Pages

Monday, June 27, 2016

Quick Sips - Apex #85

If ever you forget that Apex Magazine is a market for dark fiction and horror, just pick up this issue and be reminded. Because the stories and poetry this issue are pretty fucking intensely dark. The stories especially look at violence and fear and cycles of abuse and hate and...well, they aren't exactly happy strolls in the park. But they are compelling, gritty, and good. Though violent and at times bleak, they do reach for hope, and they end in ways that maybe...well, just read them to find out. The poetry adds a nice layer as well, from a creepy series of journal entries to a piece I want put to jazz to a slice of something serene...and inhuman. So without further ado, the reviews!
 
Art by Joe Badon


Stories:

"Folk Hero" by Mary Pletsch (5200 words)

This is a rather captivating story about violence and conflict and legends and the cycles of them all. How hatred and ingrained fear, mistrust, and aggression feed a system that eats itself. Where burdens pass from parent to child and it's always murder. A song ever-growing that's a list of the dead. And as such the story has a great rhythm to it, one that works into the lyrics of the song, a sort of sweeping melody of violence and the allure of being part of a story. The story is told mostly by a man seeking to avenge his father against a sniper that has been fighting against the central authority of Terran control for a long time on the planet of Solregit. The main character, also a native to the world, knows the history of the sniper and, more importantly, the legend. The myth. And he finds in some ways that myths can't really be killed. And I love where the story goes with that idea, how it complicates his drive to do this thing and examines his ultimate failure. [SPOILERS] It's also a difficult story in part because of its dark elements, the pervasive violence, the way that children are made into soldier, made to hate and to hunt. But when his mission claims the main character, the story doesn't end. Just like the song it keeps going as his daughter picks up his standard and moves forward only to do something different, only to flip the script. It's a powerful story and one that captures the power of story and the ability of people to break cycles of violence, to escape the weight of prophecy and fate. An excellent read!

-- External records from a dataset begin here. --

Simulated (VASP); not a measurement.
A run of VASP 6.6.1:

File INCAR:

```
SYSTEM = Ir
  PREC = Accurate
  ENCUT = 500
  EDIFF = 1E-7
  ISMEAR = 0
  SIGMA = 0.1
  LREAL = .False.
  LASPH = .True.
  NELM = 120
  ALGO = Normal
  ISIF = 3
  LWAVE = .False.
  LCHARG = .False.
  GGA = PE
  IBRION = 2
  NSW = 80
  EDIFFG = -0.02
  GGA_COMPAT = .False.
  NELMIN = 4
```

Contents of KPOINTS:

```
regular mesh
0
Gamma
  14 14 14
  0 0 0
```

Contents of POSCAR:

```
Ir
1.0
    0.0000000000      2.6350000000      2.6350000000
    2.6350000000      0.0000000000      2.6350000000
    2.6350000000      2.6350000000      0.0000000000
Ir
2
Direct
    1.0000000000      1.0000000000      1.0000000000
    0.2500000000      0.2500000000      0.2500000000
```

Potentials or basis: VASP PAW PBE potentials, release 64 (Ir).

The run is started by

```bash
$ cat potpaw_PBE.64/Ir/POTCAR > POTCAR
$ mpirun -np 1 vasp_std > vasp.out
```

"Cuckoo Girls" by Douglas F. Warrick (5900 words)

Well shit. This is an intense story about monsters and about horror as a genre and about loneliness and longing and violence and did I mention it's intense? Because yeah, wow. The story follows Nikki, a young woman who is being pursued, horror-movie style, by a monster. By a thing. Only she's not exactly alone. Samantha finds her in a bar and the two women bond over their shared nature. Because Samantha has one too. Turns out a lot of women do. What follows in the story is an interesting look at the genre of the slasher horror movie, where women are pursued, where the monsters never die, where things don't even follow the laws of physics in how fear and abuse is heaped on them. The story follows along as they run. And run. And run. Their lives are under constant threat and there is a feeling here of being stalked, of being hunted, that is unnerving and seriously fucked up. I love the way the story pulls out, meta-like, to comment on horror moves and, by extension, horror stories. About how writers torture their characters. But more than that I read the story as about being alone and looking for someone to trust and how in these situations of intense abuse trust isn't really possible, and yet somehow still happens sometimes. It's a grim story and a shocking one and a beautifully crafted one, keeping me at the edge of my seat throughout. And the story gives something of a glimmer of hope at the end. Something of a glimmer. But it's another amazing read. Go check it out! 

Poetry:

"Later, they found her journal" by Tina Parker

Okay well as far as creepy poems go this one is seriously creepy, about a person living with loss and with something haunting them. Hunting them. The poem uses the Bloody Mary urban legend in order to structure a poem as a series of journal entries that grow…well, that get pretty weird pretty fast. There's a huge gap between the first entry and the next and then a series all taking place in the same month and then…[SPOILERS] well, I love how the poem uses its title, something that I might have missed if I didn't go back and look at it again, because sometimes titles don't strike me but one I read I think I was slightly desperate to know wait, what happened? What…and then I read the title again and it slowly dawned on me and oh…oh shit. It's incredibly well done and I like how the poem ties the specter of Bloody Mary to loss, and perhaps specifically to the loss of a child. To menstruation and blood and it's really quite effective at selling that something huge has happened. Something shattering. That might not be real, that might all be a mental break of some sort but also might be something larger, something that has brought…something out of the ether, out of the darkness and the loss. It's dark and it's scary and it's good. Another great piece!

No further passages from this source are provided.